In 1935, Albert Einstein, Boris Podolsky, and Nathan Rosen (EPR) wrote a now famous paper questioning the completeness of the formalism of quantum mechanics. Rejecting the idea that a measurement on one particle in an entangled pair could affect the state of the other—distant—particle, they concluded that one must complete the quantum formalism in order to get a reasonable, “local realist,” description of the world. This view says a particle carries with it, locally, all the properties determining the results of any measurement performed on it. (The ensemble of these properties constitutes the particle’s physical reality.) It wasn’t, however, until 1964 that John Stewart Bell, a theorist at CERN, discovered inequalities that allow an experimental test of the predictions of local realism against those of standard quantum physics. In the ensuing decades, experimentalists performed increasingly sophisticated tests of Bell’s inequalities. But these tests have always had at least one “loophole,” allowing a local realist interpretation of the experimental results unless one made a supplementary (albeit reasonable) hypothesis. Now, by closing the two main loopholes at the same time, three teams have independently confirmed that we must definitely renounce local realism [13]. Although their findings are, in some sense, no surprise, they crown decades of experimental effort. The results also place several fundamental quantum information schemes, such as device-independent quantum cryptography and quantum networks, on firmer ground.

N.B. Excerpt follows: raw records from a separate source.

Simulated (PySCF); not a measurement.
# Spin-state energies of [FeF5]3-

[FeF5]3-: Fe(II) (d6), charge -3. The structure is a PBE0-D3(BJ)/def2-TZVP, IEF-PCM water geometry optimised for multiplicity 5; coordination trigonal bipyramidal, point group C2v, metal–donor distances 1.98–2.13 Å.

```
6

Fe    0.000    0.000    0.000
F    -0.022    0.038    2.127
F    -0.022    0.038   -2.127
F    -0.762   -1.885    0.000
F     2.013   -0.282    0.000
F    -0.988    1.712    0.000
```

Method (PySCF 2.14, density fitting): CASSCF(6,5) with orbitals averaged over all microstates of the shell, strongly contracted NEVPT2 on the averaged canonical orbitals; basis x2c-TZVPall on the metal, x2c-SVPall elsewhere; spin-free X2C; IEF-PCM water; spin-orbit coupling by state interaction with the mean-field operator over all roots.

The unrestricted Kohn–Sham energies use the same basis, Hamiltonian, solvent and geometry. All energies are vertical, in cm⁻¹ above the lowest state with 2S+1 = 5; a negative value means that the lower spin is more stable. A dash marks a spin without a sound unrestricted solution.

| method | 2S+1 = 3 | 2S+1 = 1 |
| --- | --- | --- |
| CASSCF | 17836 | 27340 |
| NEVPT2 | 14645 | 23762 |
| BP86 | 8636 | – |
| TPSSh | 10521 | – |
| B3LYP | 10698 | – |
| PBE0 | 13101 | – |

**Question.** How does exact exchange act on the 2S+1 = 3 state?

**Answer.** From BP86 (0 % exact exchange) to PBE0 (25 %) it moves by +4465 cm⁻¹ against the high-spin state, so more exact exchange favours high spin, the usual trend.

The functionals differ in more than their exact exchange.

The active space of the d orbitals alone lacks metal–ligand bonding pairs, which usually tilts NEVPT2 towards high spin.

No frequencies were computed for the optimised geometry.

It is sometimes forgotten that Einstein played a major role in the early development of quantum physics [4]. He was the first to fully understand the consequences of the energy quantization of mechanical oscillators, and, after introducing “lichtquanten‚” in his famous 1905 paper, he enunciated as early as 1909 the dual wave-particle nature of light [5]. Despite his visionary understanding, he grew dissatisfied with the “Copenhagen interpretation” of the quantum theory, developed by Niels Bohr, and tried to find an inconsistency in the Heisenberg uncertainty relations. At the Solvay conference of 1927, however, Bohr successfully refuted all of Einstein’s attacks, making use of ingenuous gedankenexperiments bearing on a single quantum particle.